# Purpose

The purpose of this code is to tie annotations to their time of occurrance in WAV files and map to points output by VGGish. We do this in 6 major steps.

*If the file human_readable_annotation_timings.csv already exists, skip to Part II of the code*

### Part I - creates human_readable_annotation_timings.csv
1. We pull the most recent annotation file for each image. This was created in a previous script called "unique_images_annotations.ipynb". Run it now if you haven't already to generate the unique_images_annotations.csv which is required for this script.
2. Open the most recent JSON for each image to get the annotations and their coordinates.
3. Each annotated image has an associated file number. These file numbers directly relate to the windows covered e.g., file-0 covers from 0 to 1 minute of time in original audio, file-1 covers from minute 1 to minute 2 of original audio, etc. We will use these file numbers to get the spectrogram start time in seconds.
4. To find where each noise specifically happened we pull the coordinates of the annotations. By finding how far the annotation started and ended in the spectrogram and knowing that each spectrogram accounts for a minute, we can get the start and end time of a sound in seconds. This output is saved as human_readable_annotation_timings.csv

### Part II - creates vggish_X_sec_comb_labels.csv
1. We need to match these annotation start and stop times back to the VGGish points. We know that each VGGish point accounts for X seconds of raw audio time (denoted by the variable exmaple_duration), so dividing the start and stop sound times by X will give us which example each belongs to.
2. Becaue we are using each annotation as the label of the vggish_point in later clustering algorithms we need to ensure each point has a single label. This requires combining labels for vggish_points with multiple annotations. This output is saved as wav_to_annotation_combined_labels.csv

## Part I

Step 1: We start by loading basic Python libraries and files for use (unique_images_annotations.csv, as well as the mapping file which ties wav filenames back to the shortened labels for VGGish's output developed by Saumya). We also set a constant value "example_duration" which will be used in step 5's calculation of examples - this value can changed based on model imputs.

In [74]:
#Library Imports
import numpy as np
import pandas as pd
import json
import os
from os import listdir
from os.path import isfile, join

#File imports
uniq_annotation_df = pd.read_csv('unique_images_annotations.csv')

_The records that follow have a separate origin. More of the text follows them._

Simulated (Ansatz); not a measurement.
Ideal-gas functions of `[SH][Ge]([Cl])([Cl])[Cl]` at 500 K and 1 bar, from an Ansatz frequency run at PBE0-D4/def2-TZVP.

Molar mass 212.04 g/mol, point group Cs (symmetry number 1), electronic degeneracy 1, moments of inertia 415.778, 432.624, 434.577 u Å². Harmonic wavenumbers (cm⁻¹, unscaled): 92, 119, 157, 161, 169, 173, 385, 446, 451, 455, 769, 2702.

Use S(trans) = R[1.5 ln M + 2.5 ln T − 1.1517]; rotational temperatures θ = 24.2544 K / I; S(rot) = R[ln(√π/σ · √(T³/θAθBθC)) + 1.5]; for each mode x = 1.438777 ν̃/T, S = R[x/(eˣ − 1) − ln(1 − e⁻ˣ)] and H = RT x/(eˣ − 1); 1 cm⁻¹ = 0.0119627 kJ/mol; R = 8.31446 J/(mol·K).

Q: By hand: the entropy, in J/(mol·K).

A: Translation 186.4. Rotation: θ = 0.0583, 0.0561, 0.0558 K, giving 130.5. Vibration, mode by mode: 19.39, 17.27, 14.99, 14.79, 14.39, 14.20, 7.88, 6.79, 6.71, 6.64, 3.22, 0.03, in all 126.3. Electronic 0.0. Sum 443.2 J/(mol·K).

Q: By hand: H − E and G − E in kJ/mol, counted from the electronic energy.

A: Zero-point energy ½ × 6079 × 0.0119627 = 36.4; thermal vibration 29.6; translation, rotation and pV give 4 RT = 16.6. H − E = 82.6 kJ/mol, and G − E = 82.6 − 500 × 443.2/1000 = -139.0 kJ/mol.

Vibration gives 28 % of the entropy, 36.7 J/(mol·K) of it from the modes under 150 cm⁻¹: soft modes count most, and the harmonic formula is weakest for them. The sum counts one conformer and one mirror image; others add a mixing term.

Step 2: We begin by opening each JSON in the uniq_annotation_df and pulling out the image, sound and annotation points info 

In [75]:
#Getting a list of all the unique JSON files
json_file_list = list(uniq_annotation_df['json_file_path'])

#Creating a df to save data from the JSON in
annotation_df = pd.DataFrame(columns=['sound','points','image_name', 'json_file_path'])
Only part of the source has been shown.